Modern Russia is not killing hundreds of thousands -- or millions -- of political and religious dissidents and other innocent people as it did in the dark days of the Communist Soviet Union. For that, we are grateful to leaders such as late President Ronald Reagan and former British Prime Minister Margaret Thatcher. They both rejected the notion -- popular among many Western intellectuals of their day -- of merely trying to limit Soviet expansion.
Rather, they sought to roll back communist tyranny. In particular, Reagan's focus on strengthening the United States' military helped set the stage for the collapse of the Soviet Union and the rise of representative government and individual liberty in Eastern Europe and Russia.
Tragically, though, Russian Prime Minister Vladimir Putin -- a former KGB officer -- has been pushing his country back toward authoritarian ways. In December, his party won parliamentary elections that were rife with fraud. Putin has been in power for more than a decade. And depending on results of an election in March, he could stay in power an additional six years.
So despite subzero temperatures, well over 100,000 frustrated Russians marched in protest through Moscow recently.
"Russia without Putin!" they chanted.
Thousands more marched in other Russian cities.
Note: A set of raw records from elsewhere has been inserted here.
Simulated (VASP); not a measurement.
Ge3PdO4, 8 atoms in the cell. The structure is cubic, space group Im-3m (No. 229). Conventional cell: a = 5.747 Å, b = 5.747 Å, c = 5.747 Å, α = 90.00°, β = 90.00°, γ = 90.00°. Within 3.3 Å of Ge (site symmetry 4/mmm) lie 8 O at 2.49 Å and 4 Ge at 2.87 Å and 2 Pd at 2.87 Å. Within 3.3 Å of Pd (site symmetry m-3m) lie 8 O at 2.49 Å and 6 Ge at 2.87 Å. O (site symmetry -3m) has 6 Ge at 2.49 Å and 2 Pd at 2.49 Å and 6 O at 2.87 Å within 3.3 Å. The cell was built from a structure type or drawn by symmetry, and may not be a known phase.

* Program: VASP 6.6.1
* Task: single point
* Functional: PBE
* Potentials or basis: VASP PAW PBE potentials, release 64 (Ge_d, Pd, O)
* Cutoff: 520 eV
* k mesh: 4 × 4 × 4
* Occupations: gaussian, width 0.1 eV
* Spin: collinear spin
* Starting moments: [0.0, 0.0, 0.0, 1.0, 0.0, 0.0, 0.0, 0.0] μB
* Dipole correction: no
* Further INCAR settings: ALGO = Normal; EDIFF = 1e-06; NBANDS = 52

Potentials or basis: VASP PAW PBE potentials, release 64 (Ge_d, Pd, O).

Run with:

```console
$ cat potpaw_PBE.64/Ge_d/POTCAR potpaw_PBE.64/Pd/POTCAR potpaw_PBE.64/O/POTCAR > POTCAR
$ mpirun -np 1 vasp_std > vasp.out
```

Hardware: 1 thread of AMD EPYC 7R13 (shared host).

Putin responded with promises of less government corruption. But since he has been a key cause of the loss of individual liberty and of reduced government transparency in recent years, it is hard to take him at his word.
We do not see evidence that Putin has restored the widespread savagery of the former communist regime -- an "evil empire," Reagan rightly labeled it. In earlier times, the protesters might have been shot on sight, or sent to their deaths in labor camps.
But if the Russian people do not stop Putin, it is likely he will impose progressively harsher control. That is a deplorable possibility.